Uncertainty analysis

The assessment of a system's effectiveness will be influenced by the type of sludge it uses. However, selecting the right type of sludge for all units is not practical here. Since the type of sludge can be reflected by different calorific values, we can effectively estimate the interval of specific benefits by setting the maximum and minimum values. Fig. 10 shows the variation of specific indicators for the highest and lowest sludge calorific value scenarios. When the calorific value is set to a maximum of 22,100 kJ kg−1, the fuel properties of the sludge are closer to those of fuel coal and more coal can thus be saved. A unit's coal consumption rate is also an influencing factor. As shown in Table 1, we have selected the average value for estimation among the coal consumption rate data obtained statistically for each type of unit.

Fig. 10

The uncertainty analysis caused by the LHV of sludge. (a) The range of four basic indicators in the highest and lowest calorific value scenarios, namely 9062 to 22,100 kJ kg−1. (b) The fluctuation range of the LCOE of a single CFU caused by the LHV of sludge after the retrofitting of SCs.

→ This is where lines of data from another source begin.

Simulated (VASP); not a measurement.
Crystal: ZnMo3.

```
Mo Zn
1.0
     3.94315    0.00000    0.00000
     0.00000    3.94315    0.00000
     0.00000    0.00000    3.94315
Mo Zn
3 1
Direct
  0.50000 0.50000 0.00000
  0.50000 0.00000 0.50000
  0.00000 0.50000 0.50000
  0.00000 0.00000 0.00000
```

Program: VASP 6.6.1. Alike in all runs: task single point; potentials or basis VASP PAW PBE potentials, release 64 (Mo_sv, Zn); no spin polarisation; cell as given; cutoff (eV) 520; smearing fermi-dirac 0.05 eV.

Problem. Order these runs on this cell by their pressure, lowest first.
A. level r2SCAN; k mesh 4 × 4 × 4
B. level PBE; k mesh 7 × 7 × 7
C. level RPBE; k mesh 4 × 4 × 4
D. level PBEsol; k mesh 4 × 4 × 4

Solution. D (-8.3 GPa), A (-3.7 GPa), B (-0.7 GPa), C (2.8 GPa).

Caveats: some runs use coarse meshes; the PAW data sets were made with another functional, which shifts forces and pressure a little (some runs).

The scale effect and subsidy

The implementation and large-scale use of PVs and PVSCs can help reduce the use of carbon-based energy and ease the pressure of emission reduction through the nationwide decarbonization of CFUs, facilitating the gradual integration of the thermal power industry with renewable energy sources. With SC-only retrofits alone, only 2.16% of urban CFUs have an LCOE above the national average tariff, but the coupling of SCs and PVs for urban CFUs raises that percentage to 62.96%. Moreover, we expect this percentage to keep increasing as it becomes stimulated by subsidies for sludge treatment. In order to make more urban CFUs profitable in decarbonization, a high priority therefore needs to be set for the role of PV assistance and subsidized incentives. Although our analysis shows that our new program design looks profitable overall, multiple leaders may not be agree to a unified pace of transformation due to the scattered locations of urban CFUs and their affiliation with different enterprises. Therefore, we also recommend that the Chinese government should encourage the thermal power companies in the region to negotiate a joint installation program by means of public bidding that we expect to from a scale effect that can help reduce costs.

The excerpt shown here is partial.